Introductory Seminars for First-Year Students

Visible Bodies: Black Female Authors and the Politics of Publishing in Africa


Where are the African female writers of the twentieth century and the present day? This Introductory Seminar addresses the critical problem of the marginalization of black female authors within established canons of modern African literature. We will explore, analyse and interrogate the reasons why, and the ways in which, women-authored bodies of work from this period continue to be lost, misplaced, forgotten, and ignored by a male-dominated and largely European/white publishing industry in the context of colonialism, apartheid and globalization. 

You will be introduced to key twentieth-century and more contemporary female authors from Africa, some of them published but many more unpublished or out-of-print. The class will look at the challenges these female authors faced in publishing, including how they navigated a hostile publishing industry and a lack of funding and intellectual support for black writers, especially female writers. 

We will also examine the strategies these writers used to mitigate their apparent marginality, including looking at how women self-published, how they used newspapers as publication venues, how they have increasingly turned to digital platforms, and how many sought international publishing networks outside of the African continent. As one of the primary assessments for the seminar, you will be asked to conceptualize and design an in-depth and imaginative pitch for a new publishing platform that specializes in African female authors. 

You will also have the opportunity for in-depth engagement (both in class and in one-on-one mentor sessions) with a range of leading pioneers in the field of publishing and literature in Africa. Figures like Ainehi Edoro (founder of Brittle Paper) and Zukiswa Wanner (prize-winning author of The Madams and Men of the South), amongst others, will be guests to our Zoom classroom. One of our industry specialists will meet with you to offer detailed feedback on your proposal for your imagined publishing platform. 

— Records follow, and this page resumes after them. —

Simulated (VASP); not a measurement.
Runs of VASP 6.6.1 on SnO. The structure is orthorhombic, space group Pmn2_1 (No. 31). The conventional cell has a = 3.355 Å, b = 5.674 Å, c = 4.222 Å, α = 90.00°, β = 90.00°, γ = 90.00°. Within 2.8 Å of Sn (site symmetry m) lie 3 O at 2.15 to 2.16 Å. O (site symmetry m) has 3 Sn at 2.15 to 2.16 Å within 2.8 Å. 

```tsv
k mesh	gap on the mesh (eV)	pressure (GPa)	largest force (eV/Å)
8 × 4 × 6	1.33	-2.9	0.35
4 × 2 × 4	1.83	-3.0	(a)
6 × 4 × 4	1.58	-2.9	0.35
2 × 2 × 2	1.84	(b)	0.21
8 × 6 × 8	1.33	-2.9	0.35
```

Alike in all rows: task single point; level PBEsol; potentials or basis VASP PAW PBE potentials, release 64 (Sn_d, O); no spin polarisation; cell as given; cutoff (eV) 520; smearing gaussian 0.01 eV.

You can expect a roughly 50/50 division between synchronous and asynchronous learning, as well as plenty of opportunity to collaborate with peers in smaller settings.

Meet the Instructor(s)

Joel Cabrita

"I was born and raised in Southern Africa (born in Zimbabwe, and raised in the kingdom of Eswatini), and all of my family are from that region. My conviction is that studying Southern Africa as a white historian must involve a not-always-easy process of self-examination. This includes a recognition of my own privilege and my family’s embeddedness within a colonial past that has benefitted white residents of Southern Africa. In my ongoing work on black female writers, I look critically at issues of representation, authenticity, legitimacy, and gatekeeping, and interrogate how the literary-academic establishment authorizes certain voices as valid and excludes others. I sincerely hope you will join me in this journey through a shifting and contested landscape of knowledge, authorship, race, and gender."